Comparison of esProc composite table, ORC, Parquet
1. Preface
Big data technology has given rise to some columnar storage formats, and suitable storage solutions are the foundation of high-performance computing. This article mainly compares the differences in data compression and reading between three open-source columnar storage files: esProc composite table, ORC, and Parquet from an application perspective.
2. Prepare data
Table inbound storage data structure:
No | Field name | Field type |
1 | pid | long |
2 | store | string |
3 | product | int |
4 | indate | date |
5 | num | int |
Generate 200 million items of txt data for the inbound table, store them locally as esProc composite tables, ORC, and Parquet files, compare their sizes, and test their corresponding read performance. The 'indate' field refers to the storage method of the Hive table and is converted into numerical format for storage.
Generate txt data using the esProc SPL script, and then convert this txt data into other data format files for testing.
3. Generate data
Generate unordered data from the inbound table and save it as esProc composite table, ORC, and Parquet files.
3.1 TXT data
The SPL script for generating TXT data is as follows:
A | B | C | D | |
1 | /uuid(Segmented data ) | / Segment Number | /Segment length | /Sequence number in the segment |
2 | [] | 1 | 0 | 0 |
3 | [[300000,400000],[50000, 100000],[600000,700000],[100000,200000],[200000,300000],[1, 50000],[400000,500000], [900000,1000000],[500000,600000],[800000,900000],[700000,800000]] |
0 | /B3: Starting position of segment | |
4 | for 220 | for A3 | =[[B4(1)+(A4-1)*1000000, B4(2)+(A4-1)*1000000]] | |
5 | =A2=A2.insert(0, C4) | |||
6 | 1000 | 100 | 1500 | 10000 |
7 | 200000000 | 20 | 60 | 10 |
8 | 0 | =date(2015,10,1) | =date(2016,9,30) | 100 |
9 | =create(pid, store,product,indate,num) | |||
10 | =file("H:/tmp/inbound.txt") | |||
11 | func genOne (store,product) | ="store_id_"+mid(string(store+1000000),2) | ||
12 | =B7+rand(C7-B7) | =to(1000).(rand(interval(B8,C8))).id@u().m(to(B12)).sort() | ||
13 | for B12 | =elapse(B8,C12(B13)) | =D7+rand(D8-D7) | |
14 | >A8 = A8+1 | |||
15 | if D2>=C2 | >B3=A2(B2)(1) | ||
16 | >C2 = A2(B2)(2)-B3 | |||
17 | >B2=B2+1 | |||
18 | =D2=0 | |||
19 | >A9.insert(0,(D2+B3), B11,product,C13,D13) | |||
20 | >D2 = D2+1 | |||
21 | for D6 | for A6 | =func(genOne,A21,B21) | |
22 | if (A8 >= A7) | >A10.export@a(A9.cursor()) | ||
23 | break A21 | |||
24 | >A10.export@at(A9.cursor()) | >A9.reset() |
Generate 200 million items of data and store them in a txt file, with a file size of 8448MB. The A2 sequence is used to assist in generating unordered and non-repeating numbers as key values.
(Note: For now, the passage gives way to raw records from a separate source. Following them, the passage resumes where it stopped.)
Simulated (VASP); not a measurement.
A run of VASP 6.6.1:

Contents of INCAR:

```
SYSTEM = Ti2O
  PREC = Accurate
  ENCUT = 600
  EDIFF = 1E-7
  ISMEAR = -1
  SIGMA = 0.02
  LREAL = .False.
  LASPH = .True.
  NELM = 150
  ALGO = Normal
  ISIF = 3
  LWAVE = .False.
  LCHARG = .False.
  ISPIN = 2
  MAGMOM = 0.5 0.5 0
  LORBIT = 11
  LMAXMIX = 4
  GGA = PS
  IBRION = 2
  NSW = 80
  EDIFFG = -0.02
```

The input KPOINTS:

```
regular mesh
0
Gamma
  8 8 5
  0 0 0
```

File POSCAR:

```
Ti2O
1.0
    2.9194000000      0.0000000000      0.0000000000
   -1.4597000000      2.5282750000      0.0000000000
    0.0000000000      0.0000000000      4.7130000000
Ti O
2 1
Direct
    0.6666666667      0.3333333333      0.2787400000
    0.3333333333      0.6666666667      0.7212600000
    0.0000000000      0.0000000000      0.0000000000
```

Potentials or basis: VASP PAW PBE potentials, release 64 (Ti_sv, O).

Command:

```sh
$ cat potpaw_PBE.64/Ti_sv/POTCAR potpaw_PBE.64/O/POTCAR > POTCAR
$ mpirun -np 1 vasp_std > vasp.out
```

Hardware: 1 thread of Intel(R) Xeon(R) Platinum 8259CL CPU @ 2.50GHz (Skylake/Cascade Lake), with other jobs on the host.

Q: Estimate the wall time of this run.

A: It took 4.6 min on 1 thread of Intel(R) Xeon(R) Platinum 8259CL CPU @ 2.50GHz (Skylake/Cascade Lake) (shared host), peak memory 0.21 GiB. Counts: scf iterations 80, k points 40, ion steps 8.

3.2 esProc composite table
The script for generating esProc composite table data is as follows:
A |
B |
C |
|
1 | =now() | 0 | |
2 | =file("H:/tmp/ inbound.txt").cursor@t() | ||
3 | =file("H:/tmp/data3/ inbound.ctx").create@y(#pid, store, product, indate,num) | ||
4 | for A2, 50000 | >A3.append(A4) | |
5 | =B1=B1+A4.len() | ||
6 | if B1%5000000==0 | >output(B1) | |
7 | >A3.close() | ||
8 | >output("sum =" / B1) | ||
9 | =interval@ms(A1,now()) |
Convert txt data into composite table data, and the generated composite table ctx file size is 608MB.
3.3 ORC
Use Java program to convert txt data into ORC file data.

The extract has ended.